We left the F&P row blank precisely because of the large body of negative and often flawed criticism that has accumulated over the intervening years.
The 1992 experiment in particular is not a good choice for that reason, though I agree that an example is needed for the work of F&P.
Are you aware of the opinion of one of the most knowledgeable expert in the field about the importance of the 1992 experiment?
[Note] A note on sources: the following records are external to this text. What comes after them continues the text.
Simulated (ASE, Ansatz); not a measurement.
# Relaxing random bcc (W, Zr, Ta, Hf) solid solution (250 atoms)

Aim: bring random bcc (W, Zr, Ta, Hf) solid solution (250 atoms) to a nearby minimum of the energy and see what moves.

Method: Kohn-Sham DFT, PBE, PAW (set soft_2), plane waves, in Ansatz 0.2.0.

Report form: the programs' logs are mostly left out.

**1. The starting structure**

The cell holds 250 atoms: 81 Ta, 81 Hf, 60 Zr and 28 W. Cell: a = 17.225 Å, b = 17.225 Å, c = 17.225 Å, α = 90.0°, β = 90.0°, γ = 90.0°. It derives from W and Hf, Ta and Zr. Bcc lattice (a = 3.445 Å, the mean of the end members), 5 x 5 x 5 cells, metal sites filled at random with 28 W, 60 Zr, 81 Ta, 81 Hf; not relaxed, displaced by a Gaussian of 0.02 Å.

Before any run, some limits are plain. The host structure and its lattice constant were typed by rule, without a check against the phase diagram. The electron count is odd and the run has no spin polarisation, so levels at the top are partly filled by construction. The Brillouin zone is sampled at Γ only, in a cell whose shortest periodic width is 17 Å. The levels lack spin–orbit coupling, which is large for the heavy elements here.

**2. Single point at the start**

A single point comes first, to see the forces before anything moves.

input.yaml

From: http://lenr-canr.org/acrobat/Fleischmanlettersfroa.pdf (page 14 – bold added) McKubre pointed out that Fleischmann was a master of theory and mathematics, in ways that people with post-1940s educations seldom attain. Fleischmann would often point to something and say “that is obvious” when it was not a bit obvious to McKubre. Fleischmann’s mathematical analysis of calorimetry was far more complex than most people's. He told me he preferred simple hardware and complicated “software” — by which he meant computation; thinking and running equations in his head. Not computers, which, as I said, he distrusted. Hand in hand with his analytical legerdemain, he strongly believed in simple, direct experiments, such as the boil-off technique and graphs that spoke for themselves. He liked nothing better than an experiment stripped down to its essentials, so that it could not be refuted. The title of his major paper says it all: “From simplicity via complications back to simplicity" … |
QuoteLet's see if we can find a group consensus that will be less argument-prone.
This is the best reason to propose this experiment to the Team Google. Its replica will definitively resolve most of these controversial and still pending arguments.